Performance fluctuations: revenue declines while net profit grows side by side

During the reporting period, Jiuwu Hi-Tech’s operating revenue was RMB 74,130.94 million, RMB 75,699.95 million, RMB 53,328.69 million, and RMB 37,385.88 million, respectively. Among them, in 2024 operating revenue decreased by 29.55% compared with 2023, mainly due to macroeconomic fluctuations and the company’s active optimization of its project structure, leading to the abandonment of certain projects with low gross profit margins.

In contrast, the company’s net profit attributable to shareholders after deducting non-recurring items was RMB 25.33 million, RMB 39.29 million, RMB 47.19 million, and RMB 34.08 million, respectively, with net profit in 2024 increasing by 16.94% year over year. This逆向 change was mainly attributable to an increase in the revenue contribution ratio of adsorption–separation products with high gross profit margins from 12.89% in 2023 to 23.75% and an increase in long-term equity investment gains accounted for using the equity method.

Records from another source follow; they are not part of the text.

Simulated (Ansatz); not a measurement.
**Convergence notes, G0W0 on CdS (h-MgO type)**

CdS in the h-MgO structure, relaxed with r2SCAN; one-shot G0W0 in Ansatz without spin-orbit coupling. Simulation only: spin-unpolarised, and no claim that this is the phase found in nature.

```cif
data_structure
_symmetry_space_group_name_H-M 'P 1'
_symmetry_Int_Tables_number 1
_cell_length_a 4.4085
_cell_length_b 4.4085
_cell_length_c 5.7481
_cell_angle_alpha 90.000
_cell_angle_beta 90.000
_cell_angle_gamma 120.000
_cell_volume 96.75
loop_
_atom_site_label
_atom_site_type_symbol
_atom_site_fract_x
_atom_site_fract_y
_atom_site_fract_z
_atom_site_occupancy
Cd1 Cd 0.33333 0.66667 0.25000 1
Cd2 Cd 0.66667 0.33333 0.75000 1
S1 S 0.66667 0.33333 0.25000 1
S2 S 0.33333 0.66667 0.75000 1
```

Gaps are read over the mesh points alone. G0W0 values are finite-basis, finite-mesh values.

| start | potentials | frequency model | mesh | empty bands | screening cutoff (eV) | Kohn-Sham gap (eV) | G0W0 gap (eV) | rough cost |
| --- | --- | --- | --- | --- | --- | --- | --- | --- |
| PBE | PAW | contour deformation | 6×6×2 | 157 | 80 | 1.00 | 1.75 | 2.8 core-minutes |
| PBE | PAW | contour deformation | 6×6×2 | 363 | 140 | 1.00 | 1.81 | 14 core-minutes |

Product structure adjustment: the share of membrane integration business declines; material and accessory business grows

The company’s principal products are membrane integration technology turnkey solutions and their complete sets of equipment, materials, and accessories. During the reporting period, the revenue contribution ratio of membrane integration technology turnkey solutions and their complete sets of equipment decreased from 85.39% in 2022 to 45.33% from January to September 2025, while the revenue contribution ratio of materials and accessories increased from 14.45% to 52.64%.

The growth in the materials and accessories business is mainly driven by the lithium adsorbent product line. Benefiting from growth in downstream salt-lake lithium extraction market demand and the release of capacity from the company’s 6,000-ton lithium adsorption and separation materials annual production project, lithium adsorbent revenue increased from RMB 38.07 million in 2022 to RMB 126.66 million in 2024. The compound growth rate during the reporting period was 37.36%.

Gross margin and period expenses: overall gross margin improves; expense ratio rises somewhat

During the reporting period, the company’s gross margin for its main business showed an upward trend year by year, rising from 22.43% in 2022 to 44.36% from January to September 2025. Among them, the gross margin of membrane integration technology turnkey solutions and their complete sets of equipment increased from 15.42% to 27.67%, while the gross margin of materials and accessories remained above 58%.

Regarding period expenses, in 2024, the company’s period expense ratio was 32.03%, a significant increase from 18.89% in 2023. This was mainly due to the comprehensive impact of implementing equity incentive plans leading to increases in selling expenses, administrative expenses, and R&D expenses, as well as the decline in operating revenue.

Accounts receivable and inventories: scale changes and impairment provisions

For each period end during the reporting period, the book value of accounts receivable was RMB 45,325.75 million, RMB 58,376.69 million, RMB 52,493.43 million, and RMB 49,740.11 million, respectively. The proportion of bad debt allowance to the accounts receivable balance was 14.99%, 18.43%, 20.20%, and 24.32%, respectively, and the provision ratio increased year by year. The accounts receivable turnover rate is not materially different from that of comparable companies in the same industry.

The book value of inventories was RMB 24,227.07 million, RMB 18,709.68 million, RMB 23,792.28 million, and RMB 25,643.09 million, respectively. The proportion of inventory write-down provisions to the book balance of inventories for the current period was 0.65%, 2.02%, 4.34%, and 3.87%, respectively. The company stated that inventory turnover is good, with no large backlog or slow-moving items, and that inventory write-down provisions have been made sufficiently.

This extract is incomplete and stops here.